Sometimes you hold onto a news article for a few weeks, or even months, before writing something. The Northwest Arkansas Times piece of June 5, “Mayor Holds Second Town Hall Meeting: Officials discuss construction, “no-kill” policy,” is one of those.
Lioneld Jordan is a fascinating and attractive figure, as far as Fayetteville politics is concerned. In 2008, he was very popular among people who had never held strong opinions about the leadership of their own city before. Jordan, who comes from a strong working-class background, was an inspiration to many working class voters across the city.
All you had to do was talk to folks who worked in factories, or mini-mart type stores or any other business where folks punched a time clock; Lioneld Jordan was one of them. Somehow, he was seen as someone who would stand up for the working class in Fayetteville, for those whose lives were stuck in a sort of permanent rut.
After all, there are a lot of folks who have crappy jobs, and lots of folks who get evicted so that “sustainable” apartment developments can be put up in the places they used to call home. While Jordan couldn’t literally stand in front of bulldozers, or make employers do the right thing, the general feeling among many - especially many who had either never voted before or not voted in a long time- was that he would be a moral force for good in the mayor’s office.
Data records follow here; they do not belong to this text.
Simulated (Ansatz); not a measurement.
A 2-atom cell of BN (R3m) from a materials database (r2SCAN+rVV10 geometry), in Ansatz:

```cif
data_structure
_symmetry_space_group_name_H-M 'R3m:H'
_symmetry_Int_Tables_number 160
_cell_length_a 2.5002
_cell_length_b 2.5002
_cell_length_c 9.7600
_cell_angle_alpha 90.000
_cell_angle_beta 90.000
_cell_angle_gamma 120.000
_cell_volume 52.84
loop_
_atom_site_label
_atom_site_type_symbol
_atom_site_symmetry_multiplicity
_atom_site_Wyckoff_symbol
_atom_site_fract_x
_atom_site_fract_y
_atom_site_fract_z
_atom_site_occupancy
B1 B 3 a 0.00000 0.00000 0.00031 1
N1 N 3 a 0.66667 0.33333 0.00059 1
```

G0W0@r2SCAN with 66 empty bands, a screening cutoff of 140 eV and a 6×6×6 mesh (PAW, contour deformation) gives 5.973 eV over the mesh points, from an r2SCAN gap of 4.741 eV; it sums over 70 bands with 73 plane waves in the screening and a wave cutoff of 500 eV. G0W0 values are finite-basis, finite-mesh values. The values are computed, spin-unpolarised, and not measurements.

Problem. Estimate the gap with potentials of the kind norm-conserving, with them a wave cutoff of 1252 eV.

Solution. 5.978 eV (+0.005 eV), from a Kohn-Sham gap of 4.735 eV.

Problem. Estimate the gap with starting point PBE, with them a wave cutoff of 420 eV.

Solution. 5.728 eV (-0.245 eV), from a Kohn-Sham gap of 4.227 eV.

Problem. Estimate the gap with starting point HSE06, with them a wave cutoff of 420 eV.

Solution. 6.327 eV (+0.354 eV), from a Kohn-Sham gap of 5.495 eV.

Yeah, that’s kind of an unfair burden. And, his administration has been good for city employees. It also isn’t fair that so many have such a pitiful lack of even the most basic knowledge of how government works. And yet . . .
Lioneld Jordan may have trouble reaching out to (not that opponent and former mayor Dan Coody would find it any easier) those particular voters this year, especially anyone who might have been tossed out of their home so that an “eco-friendly, sustainable” project will take the place of the spot they once called home.
Then again, I’m not sure that any alderman who literally couldn’t be bothered to at least go through the motions of speaking up for anyone who gets shunted aside in favor of developers should get any votes, either.
Votes against corporate personhood are nice (and I truly appreciate them) but let’s speak up for the folks who suddenly have to move so the Pretty People will have a place to live.
The election of 2012 may be about parking issues in the heart of downtown - and just perhaps about the English Gothic Folly that Block Street has become - but I’m not sure that will capture the hearts and imaginations of many of those who were so happy (and happy is not too strong a word to use) to see someone like Lioneld Jordan run for mayor and win.
I’d sort of like to see a Town Hall Meeting concerned with voting, perhaps - and just why it is that so many don’t take part in the life of their own community. If we can have a Town Hall meeting about aesthetics, we could certainly have one about something as basic as this. Or, if not a Town Hall, maybe the Roundtables on the Fayetteville Government Channel (which were popular for a long time) could be revived, so that folks could discuss the issue.
People are feeling left out again, and when they feel left out, they don’t vote. Jordan still has his working class roots, but this is 2012, and how do you reach out to the folks on the bus, the folks on the poultry line, and the folks on a limited budget who have been given notice they have to get the hell out so that “Eco-Warrior Estates” can be built on the site of their trailer park?
That Lioneld Jordan . . . He Just Ain’t One Of Us Department
Now, as then, the stupid whispers that Jordan may not be “sophisticated” enough to be mayor are raising their ugly heads, even making their way into telephone polls (which no one seems to know who is responsible for) asking folks their opinion about the November mayoral race.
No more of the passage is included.